MAAS "migrations" '0121_recompute_storage_size' fails 1.5.4 to 1.8.0

Bug #1495064 reported by Peter Grandi on 2015-09-12
6
This bug affects 1 person
Affects Status Importance Assigned to Milestone
MAAS
Critical
Gavin Panella
1.8
Critical
Gavin Panella

Bug Description

* ULTS 14, had MAAS 1.5.4.
* Running over a cluster of 12 hosts, with Juju 1.24.5 handling a fairly static park of a few dozen instances.
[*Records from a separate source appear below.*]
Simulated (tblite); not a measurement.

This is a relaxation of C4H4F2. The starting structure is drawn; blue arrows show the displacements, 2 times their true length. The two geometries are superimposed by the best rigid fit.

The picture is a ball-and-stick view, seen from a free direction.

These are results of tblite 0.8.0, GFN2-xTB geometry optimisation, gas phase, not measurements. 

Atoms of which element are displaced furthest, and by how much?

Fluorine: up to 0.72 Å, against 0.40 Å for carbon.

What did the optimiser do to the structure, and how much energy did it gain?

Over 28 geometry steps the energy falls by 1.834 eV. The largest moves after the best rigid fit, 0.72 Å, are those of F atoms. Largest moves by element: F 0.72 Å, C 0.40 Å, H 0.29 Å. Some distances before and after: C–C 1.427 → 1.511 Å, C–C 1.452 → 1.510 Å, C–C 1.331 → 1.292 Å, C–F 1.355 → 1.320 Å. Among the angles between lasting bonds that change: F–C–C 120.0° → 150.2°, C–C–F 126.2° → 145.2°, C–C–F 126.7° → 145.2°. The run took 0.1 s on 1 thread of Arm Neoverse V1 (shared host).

After problems attempting to hand over "metal" from MAAS 1.5.4 to Juju 1.24.5 attempted upgrade to MAAS 1.8.0 after checking Changelog in

   http://maas.ubuntu.com/docs1.8/changelog.html#id2

that indicate some significant configuration changes in 1.7.0 and some more internal ones in 1.8.0 but no known upgrade difficulties. Option was 1.7.6 which is part of ULTS 14 'trusty-updates' archive, but since also running Juju 1.24.5 from PPA "stable" decided to go for PPA "stable" for MAAS too, and then follow configuration upgrades described in changelog. Looked at:

http://askubuntu.com/questions/581987/upgrading-maas-from-1-5-4-to-1-7-0-or-latest-on-ubuntu-14-04

The outcome is that one of the Django "migrations" fails as also described in:

http://askubuntu.com/questions/665170/python-error-during-maas-upgrade

* Restarting PostgreSQL 9.3 database server
   ...done.
Syncing...
Creating tables ...
Installing custom SQL ...
Installing indexes ...
Installed 0 object(s) from 0 fixture(s)

Synced:
 > django.contrib.auth
 > django.contrib.contenttypes
 > django.contrib.sessions
 > django.contrib.sites
 > django.contrib.messages
 > django.contrib.staticfiles
 > piston
 > south

Not synced (use migrations):
 - maasserver
 - metadataserver
(use ./manage.py migrate to migrate these)
Running migrations for maasserver:
 - Migrating forwards to 0138_perf_index_on_node_events.
 > maasserver:0121_recompute_storage_size
Error in migration: maasserver:0121_recompute_storage_size
Traceback (most recent call last):
......
  File "/usr/lib/python2.7/dist-packages/django/db/backends/util.py", line 53, in execute
    return self.cursor.execute(sql, params)
django.db.utils.ProgrammingError: relation "metadataserver_noderesult" does not exist
LINE 1: ..."."name", "metadataserver_noderesult"."data" FROM "metadatas...

Related branches

Gavin Panella (allenap) on 2015-09-14
Changed in maas:
importance: Undecided → Critical
status: New → Triaged
Peter Grandi (pg-8) wrote :

BTW as described in an AskUbuntu related question I have checked the MAAS db directly and summarizing it with:

select
  l.ip as "lease",
  l.mac as "Ethernet",
  w.name as "network",
  n.hostname as "node",
  n.storage as "storage",
  n.power_parameters as "WoL"
from
  maasserver_dhcplease as l
    inner join maasserver_macaddress as m
    on l.mac = m.mac_address
      left join maasserver_macaddress_networks as m2n
      on m.id = m2n.macaddress_id
        left join maasserver_network as w
        on m2n.network_id = w.id
      left join maasserver_node as n
      on m.node_id = n.id
order by
  n.hostname

(a query which may of general usefulness) the output looks consistent and complete, so the upgrade does not seem to have damaged the database. However the storage size for the 12 nodes reported is different for some, when they are all identical nodes. Some report 916913 and most report 1408. I can't easily related either to the size of the '/' filetree (800G) or the total storage (around 24TB).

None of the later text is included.